Generating Music Notation Videos (for the iPod) |
Dr. Thomas Tensi Paganinistraße 60, D-81247 München |
When transferring some music to my mobile MP3-player for practising, I wondered whether it would be possible to have the musical notation available at the same time. Since the modern MP3-players support videos, I had the idea to produce a video displaying the musical score while playing the music.
The whole method is based on the notation program lilypond which can produce single score pages as bitmaps and a MIDI file at the same time.
Of course, the whole thing is not the same as a MIDI sequencer where you can dynamically select the voices to be shown or vary the tempo for practice. Nevertheless it was okay for me, because you can, for example, have all the other voices play in the video while your part of the score is shown on the display. And besides I have not yet met a genuine MIDI sequencer for my video iPod...
All this video production for any MPEG4-capable portable player can be completely done with open-source software and the resulting videos are only slightly larger than an MP3 audio file without score (at least with an MPEG-4 codec). But a word of caution: when doing this you may not be afraid of command-line programs, because we shall use some of them. I shall show the commands needed one at a time to illustrate the process, but it is highly recommended to put them into a shell file in Unix or a bat-file in Windows (an example BAT-file is also in the download archive).
As a little motivation for reading on figure 1 shows one frame of Bach's chorale BWV639 on the iPod.
Fig. 1: iPod video frame showing measure 6 from BWV639
The full video can be seen here.
For the description of the process I assume that we are starting from scratch, i.e., no music exists so far and no score representation whatsoever. The process may be varied accordingly, e.g. when you wanted to generate a score for a music file already existing you would skip any MIDI file generation and encoding.

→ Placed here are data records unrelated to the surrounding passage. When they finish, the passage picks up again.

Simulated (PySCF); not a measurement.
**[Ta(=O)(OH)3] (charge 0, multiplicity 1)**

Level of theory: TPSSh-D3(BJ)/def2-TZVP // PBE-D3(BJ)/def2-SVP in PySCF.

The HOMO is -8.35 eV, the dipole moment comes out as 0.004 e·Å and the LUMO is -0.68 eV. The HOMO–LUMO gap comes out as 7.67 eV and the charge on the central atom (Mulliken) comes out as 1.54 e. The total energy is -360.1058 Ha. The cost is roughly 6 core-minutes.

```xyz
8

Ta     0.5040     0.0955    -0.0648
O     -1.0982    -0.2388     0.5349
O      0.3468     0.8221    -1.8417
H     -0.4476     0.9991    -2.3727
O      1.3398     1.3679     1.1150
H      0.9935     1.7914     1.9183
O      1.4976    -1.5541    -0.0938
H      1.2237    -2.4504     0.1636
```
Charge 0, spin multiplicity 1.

In the assumed context the process for getting a video in AVI format is as follows:
Once you have an AVI video, it can be encoded specifically for your target MP3 video player. In phase two below I shall describe the process for the video iPod.
So for the plain generation of the music notation video you need:
For the iPod video encoding you need either MeGUI (which contains all the necessary audio and video codecs) or roll on your own with
Once you have this all installed and have put the binary directories in your system's search path, we are ready to go. In this tutorial I can only show a toy example for space reasons, but of course the idea works for bigger files, too. The download archive contains the bach example.
The first step is to write a lilypond text file, which contains the notes of the score. You can also generate that file from a MIDI file via tools included in the lilypond distribution, but let's assume we have to write it from scratch.
Lilypond is a very technical text file format for scores and I shall not go into details, but the main idea is that notes are described by their names (like "c") together with durations forming sequences. Those sequences can be given symbolic names and combined into systems within a score.
The score for a simple c-major scale up and down in quarter notes and a trailing half note will look like this:
myMajorScale = \relative c' { c4 d e f | g a b c | b a g f | e d c2 | }
The digits behind the note pitches are the durations: "4" means a quarter, "2" means a half note and the notes without duration have the same duration as the note before.
To make the file complete we add a reference to an include file setting up the output size, some command to define the font-size and the score section which results in:
\version "2.10.0" \include "iPodNotationVideo.ly" #(set-global-staff-size 20) myMajorScale = \relative c' { c4 d e f | g a b c | b a g f | e d c2 | } \score{ << \new Staff { \clef "treble" \key c \major \tempo 4 = 60 \ \myMajorScale } >> \layout{} \midi{} }
As you can see there is an \include-directive for a file setting the output page properties which are specific for the desired output device. In our case it defines the page size to be 64mm×48mm (which is fine for the iPod), adjusts some space dimensions on the page and suppresses all headers. Make sure that this file called ipodNotationVideo.ly is in the same directory as the lilypond file above. You can download both in an archive here.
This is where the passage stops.